Melvin Smith teaches football and accountability to Auburn's cornerbacks (Todd Van Emst photo)

By Phillip Marshall

AUBURN, Ala. - In the decades since he left his daddy's farm. Melvin Smith has been a coach with a thirst for competition, a mentor with lessons to offer about living and winning, and a soldier with a deep and abiding love for his country.

In all those things, he's been first and foremost a teacher.

"Football is like walking and talking," says Smith, who teaches his vision of football and living to Auburn cornerbacks. "It's who I am. If I had not been on the football field, I'd have been a fulltime drill instructor. I like teaching men. I like instructing men to do different things and get better at what they do. I always said if I wasn't coaching I'd have been training troops."

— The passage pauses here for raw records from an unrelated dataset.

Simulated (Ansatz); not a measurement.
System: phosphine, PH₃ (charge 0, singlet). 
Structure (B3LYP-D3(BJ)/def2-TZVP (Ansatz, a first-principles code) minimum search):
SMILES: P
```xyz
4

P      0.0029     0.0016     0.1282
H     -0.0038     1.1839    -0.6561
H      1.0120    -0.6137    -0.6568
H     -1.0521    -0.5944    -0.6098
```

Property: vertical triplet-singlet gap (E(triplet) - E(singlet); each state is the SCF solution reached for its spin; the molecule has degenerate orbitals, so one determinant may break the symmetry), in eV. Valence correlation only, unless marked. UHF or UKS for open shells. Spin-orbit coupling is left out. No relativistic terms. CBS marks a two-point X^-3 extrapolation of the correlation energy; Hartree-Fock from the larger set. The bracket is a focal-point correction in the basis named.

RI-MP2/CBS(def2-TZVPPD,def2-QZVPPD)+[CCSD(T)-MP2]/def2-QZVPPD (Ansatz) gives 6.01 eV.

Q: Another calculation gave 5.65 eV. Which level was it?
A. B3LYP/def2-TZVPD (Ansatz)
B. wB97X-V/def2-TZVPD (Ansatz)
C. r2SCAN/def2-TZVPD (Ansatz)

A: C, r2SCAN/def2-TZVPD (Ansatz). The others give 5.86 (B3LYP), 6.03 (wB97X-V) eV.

Even as he started his coaching career in 1982 at Greenwood (Miss.) High School, Smith was fascinated by the military. By the time he became an assistant at Delta State in 1990, he'd joined the Army Reserves for a stint that would eventually last eight years. He didn't know it at the time, but the adventure of a lifetime was at hand.

"I could be a part-time soldier," Smith says. "I could stay in shape. I could pick up some extra income. It made a lot of sense to me. It's one of the best things I ever did. The only reason I got out was I just didn't have the time to devote to it."

In the fall of 1990, Smith's unit was activated. He soon found himself in Saudi Arabia as part of Desert Shield and then Desert Storm. And he was still teaching. His duty was to prepare soldiers for the proper responses in the event of chemical weapons attacks.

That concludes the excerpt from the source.